Massive hole in Dormont parking lot reveals even more concrete boxes
The mystery of a buried, mobile-home-sized container that collapsed and gobbled up part of the Dormont recreation center's parking lot deepened with the discovery of two more concrete boxes.
Officials don't know how long the empty boxes have been buried 7 feet underground or who placed them, but speculate they were part of an underground storm-water drainage system from the early 20th century.
“We'll know once we get it all fully dug out,” borough Manager Jeff Naftal said on Thursday.
The boxes — each 17 feet wide, 53 feet long and 12 feet deep — were buried side-by-side under the parking lot close to Dormont Avenue.
The recreation center was built in late 1929, but its pool dates to 1920.
Workers installed sewers in the area in the early 1920s; officials speculate a storm drainage structure would have been needed for Dormont Avenue when it was connected to Banksville Road.
Dormont Avenue and Banksville Road were connected by at least 1934, according to a map of the borough on the Historic Pittsburgh website, hosted by the University of Pittsburgh's Digital Research Library.
The concrete containers appear linked by a channel that would allow water to go into the first container and overflow to successive containers, Naftal said.
They might have been used to hold excess water and take pressure off the storm sewer, said Franco Niando, co-owner of Niando Construction Inc., while at the site with an excavation crew.
His company has done similar work, including at a parking lot in East McKeesport, he said.
Recreation center workers spotted a hole last week when part of the parking lot collapsed. About five parking spaces were affected, Naftal said.
Dormont hired Niando for what was expected to be a two-day job starting on Tuesday. After the company started working, it discovered more containers.
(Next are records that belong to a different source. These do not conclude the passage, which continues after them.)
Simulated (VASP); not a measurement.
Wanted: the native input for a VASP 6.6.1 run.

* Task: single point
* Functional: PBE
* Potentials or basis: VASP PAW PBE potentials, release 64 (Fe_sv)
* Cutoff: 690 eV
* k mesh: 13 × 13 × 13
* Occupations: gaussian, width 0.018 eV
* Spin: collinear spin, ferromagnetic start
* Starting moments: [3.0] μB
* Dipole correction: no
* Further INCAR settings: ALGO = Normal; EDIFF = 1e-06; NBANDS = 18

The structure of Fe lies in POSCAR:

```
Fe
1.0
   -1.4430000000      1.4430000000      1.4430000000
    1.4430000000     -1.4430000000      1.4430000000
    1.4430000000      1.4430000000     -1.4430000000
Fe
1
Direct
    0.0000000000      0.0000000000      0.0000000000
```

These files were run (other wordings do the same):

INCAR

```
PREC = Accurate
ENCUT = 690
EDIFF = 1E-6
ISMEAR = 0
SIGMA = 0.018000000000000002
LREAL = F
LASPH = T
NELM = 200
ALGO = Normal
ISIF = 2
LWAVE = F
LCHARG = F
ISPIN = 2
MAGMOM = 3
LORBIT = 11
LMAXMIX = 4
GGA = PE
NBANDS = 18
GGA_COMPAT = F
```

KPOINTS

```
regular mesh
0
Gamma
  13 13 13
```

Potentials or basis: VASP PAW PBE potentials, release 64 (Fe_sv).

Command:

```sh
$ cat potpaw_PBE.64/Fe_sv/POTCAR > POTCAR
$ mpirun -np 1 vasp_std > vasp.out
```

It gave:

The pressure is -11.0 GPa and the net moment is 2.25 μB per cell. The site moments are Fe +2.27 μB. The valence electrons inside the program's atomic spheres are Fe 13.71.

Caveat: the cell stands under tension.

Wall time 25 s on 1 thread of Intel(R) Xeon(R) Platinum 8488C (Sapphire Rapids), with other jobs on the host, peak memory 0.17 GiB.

Because of the size of the boxes, Niando Construction will not remove them, but cave in the roofs and fill them with dirt, concrete and rock, reusing as much excavated material as possible.
The project is expected to take two weeks, Niando said.
“We want to take our time and do it right,” he said.
Dormont expected to pay Niando $3,200 a day for work on one container. Now that more boxes have been uncovered and extra filling material might have to be purchased, the final price is unknown, Naftal said.
“I'll go back to council at their April 1 meeting to get ... approval for whatever we end up spending on the final project,” he said.
Borough crews will repave the lot, Naftal said. Activities at the recreation center will not be affected, he added.